Webmaster Note: Jim received some pushback from others on this article because it was incorrectly perceived that he was writing against all public corporate prayer. Public prayer was common and essential among the Apostles and disciples in the NT church (Acts 1:12-14). Jim believes that corporate prayer is important in the Church and while that involves someone praying publicly, that's not what Jesus was addressing in the Sermon on the Mount. Jesus was addressing the boisterous prayers some were making in the public squares only to draw attention to themselves. “Look how righteous I am by praying so loudly for everyone to hear!” Reading the Sermon on the Mount in Matthew chapter 5 through 7 should help the reader understand the intended context of this article.
This might be a good time to review what Jesus taught us when he gave his model prayer at the Sermon on the Mount.
Jesus begins by warning us against praying to bring attention to ourselves. He says the hypocrites do that. We’re to pray privately where only God will hear our prayer. Worldly people repeat a lot of vain babbling, but we shouldn’t pray like that. God already knows our needs and those repeated ritual phrases are useless (Matthew 6:5-7).

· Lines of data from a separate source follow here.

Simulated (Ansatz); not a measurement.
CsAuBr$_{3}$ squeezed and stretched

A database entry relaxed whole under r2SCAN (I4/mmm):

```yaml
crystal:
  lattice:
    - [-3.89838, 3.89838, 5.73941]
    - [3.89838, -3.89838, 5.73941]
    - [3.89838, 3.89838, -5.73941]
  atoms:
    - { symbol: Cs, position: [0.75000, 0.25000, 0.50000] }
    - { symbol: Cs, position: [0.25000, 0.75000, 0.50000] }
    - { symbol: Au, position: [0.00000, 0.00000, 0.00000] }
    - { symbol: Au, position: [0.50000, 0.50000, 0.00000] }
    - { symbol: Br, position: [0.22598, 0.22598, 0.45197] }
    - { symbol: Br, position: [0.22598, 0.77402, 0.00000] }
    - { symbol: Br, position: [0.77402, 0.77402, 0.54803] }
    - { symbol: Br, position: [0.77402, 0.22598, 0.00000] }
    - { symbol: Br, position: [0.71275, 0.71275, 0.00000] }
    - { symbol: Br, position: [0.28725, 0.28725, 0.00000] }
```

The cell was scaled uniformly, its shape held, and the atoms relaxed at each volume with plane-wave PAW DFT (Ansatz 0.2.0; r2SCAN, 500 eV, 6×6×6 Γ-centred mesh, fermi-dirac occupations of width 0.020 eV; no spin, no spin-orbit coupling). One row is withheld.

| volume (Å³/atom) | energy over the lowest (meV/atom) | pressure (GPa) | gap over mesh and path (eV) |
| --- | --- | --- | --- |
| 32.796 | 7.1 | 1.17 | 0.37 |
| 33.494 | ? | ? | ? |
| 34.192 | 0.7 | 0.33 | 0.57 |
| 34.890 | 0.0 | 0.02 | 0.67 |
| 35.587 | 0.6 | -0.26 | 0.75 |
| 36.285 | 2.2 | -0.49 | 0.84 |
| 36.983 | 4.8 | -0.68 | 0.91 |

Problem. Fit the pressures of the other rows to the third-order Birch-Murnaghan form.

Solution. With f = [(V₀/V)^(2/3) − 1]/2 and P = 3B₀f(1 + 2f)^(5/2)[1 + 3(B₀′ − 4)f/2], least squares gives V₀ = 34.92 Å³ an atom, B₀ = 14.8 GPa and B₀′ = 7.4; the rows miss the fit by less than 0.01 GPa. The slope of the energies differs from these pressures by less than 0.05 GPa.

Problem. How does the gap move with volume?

“After this manner therefore pray ye: Our Father which art in heaven, Hallowed be thy name. Thy kingdom come. Thy will be done in earth, as it is in heaven. Give us this day our daily bread. And forgive us our debts, as we forgive our debtors. And lead us not into temptation, but deliver us from evil: For thine is the kingdom, and the power, and the glory, for ever. Amen.” (Matthew 6:9-13 KJV)
Praying for His Kingdom’s return truly is praying for all the world’s issues to be corrected. All will be made right in that day and his will be done (Revelation 22). We ask for our own forgiveness in the same way we forgive others. “For if ye forgive men their trespasses, your heavenly Father will also forgive you: But if ye forgive not men their trespasses, neither will your Father forgive your trespasses.” (Matthew 6:14-15)
Ask him to lead us away from temptation. A picture of this can be seen in the 23rd Psalm, comparing the Lord as a shepherd leading us to the green grass and along the still waters, the guidance of his rod and staff comforting us, not threatening.
And deliver us from evil. Satan tempted Jesus to turn stones into bread after 40 days of fasting. Jesus quoted scripture, “Man shall not live by bread alone, but by every word that proceedeth out of the mouth of God” (Deuteronomy 8:3). Satan challenged him to test God, but Jesus again quoted scripture, “...thou shalt not tempt the Lord thy God” (Deuteronomy 6:16).
Satan said he would give Jesus “...all the kingdoms of the world; and the glory of them” if Jesus would just worship him. Jesus once again quoted scripture, “...thou shalt worship the Lord thy God, and him only shalt thou serve” (Deuteronomy 6:13, 10:20). Although Satan promised him “all the KINGDOMS and their GLORY”, Jesus closes his prayer by affirming that those aren’t the kingdoms we want anyhow! “For THINE is the KINGDOM and the POWER and the GLORY forever”. It’s God’s kingdom that we want!
Jesus told us to pray “in this manner”, not necessarily these exact words. There are no magic words. I think he meant to pray from the heart, briefly and asking for things that are of God’s will rather than our own will. We’re to ask with faith and confidence (Matthew 7:11). If we pray for the things that are of God’s will, he’ll take care of our needs as well!